# Any 1911 fans?



## Shipwreck

Anyone have any nice 1911s?

I have had a few in the past - currently, I have a Springfield TRP - one w/ Armory Kote. I just sent it off to have the slide refinished w/ black polymer and the frame will be hard chromed. Can't wait to get it back


----------



## michael t

I have at present a 1941 Colt USGI and a 1972 Colt Combat Commander I bought new when I returned home from my 2nd tour in southern Asia. I do carry but my PPK/S or my old S&W M-49 bodyguard are main carry.

Ihave a baby 1911 in form of a Colt Mustang pistol is mid 80's

I also have a Llama sub compact clone of Para p-10 I aint proud I'll admit to owning a Llama. I also had a P-10 at the same time I still have the Llama.


----------



## Shipwreck

Well, that's pretty good. I used to have several more guns in the 1990s, but have sold off a few over the years. I hope to get another 1911 by the end of the year


----------



## sonic

I like them but dont currently have one. Ive been eyeing the compact Kimber Eclipse for a while though. :-D


----------



## 2400

We have several 1911's, and my carry gun is a 1911. :-D


----------



## BerettaMan

*I Wanna' 1911!*

Any suggestions. I'm looking for the best "bang for my buck". :lol:


----------



## Shipwreck

I love 1911s. And, I have the urge of another calling me - On the flip side - I seem to have had some type of issue w/ all the 1911s I have had. And, I just traded my TRP away on Sat for an HK USP and some $.
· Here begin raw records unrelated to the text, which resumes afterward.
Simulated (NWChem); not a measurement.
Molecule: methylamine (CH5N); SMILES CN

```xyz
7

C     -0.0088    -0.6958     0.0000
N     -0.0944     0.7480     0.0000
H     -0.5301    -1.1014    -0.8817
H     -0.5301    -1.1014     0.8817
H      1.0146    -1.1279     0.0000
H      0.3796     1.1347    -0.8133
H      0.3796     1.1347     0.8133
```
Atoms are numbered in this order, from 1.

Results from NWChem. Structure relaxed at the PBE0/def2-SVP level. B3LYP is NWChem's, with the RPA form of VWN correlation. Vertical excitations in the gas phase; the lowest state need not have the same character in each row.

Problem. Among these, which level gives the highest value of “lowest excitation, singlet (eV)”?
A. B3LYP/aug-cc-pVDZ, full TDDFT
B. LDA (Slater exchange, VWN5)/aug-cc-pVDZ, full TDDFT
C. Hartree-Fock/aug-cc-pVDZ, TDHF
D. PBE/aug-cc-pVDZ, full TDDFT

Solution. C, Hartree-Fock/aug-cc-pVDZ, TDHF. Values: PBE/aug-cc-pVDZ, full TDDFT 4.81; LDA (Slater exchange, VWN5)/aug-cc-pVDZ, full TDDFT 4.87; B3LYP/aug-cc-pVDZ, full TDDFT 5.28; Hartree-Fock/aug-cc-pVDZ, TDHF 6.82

I have had 2 slides hard chromed by Tripp research, and he did a great job. He did a crappy job on my TRP 1911, however. I sent part of it back for a 2nd time, and it still wasn't done right. He also forgot to send back 1 part. I was going to have to send it back a 3rd time if I had kept the gun. Plus, I didn't find it was as accurate - face it - the plastic Novak sights had been removed from the slide 2 times, and it was about to be #3 if I had kept it. I was so fed up.

I was very irritated and I regret ever sending the gun to Tripp. I should have just kept it as is and stay satisfied...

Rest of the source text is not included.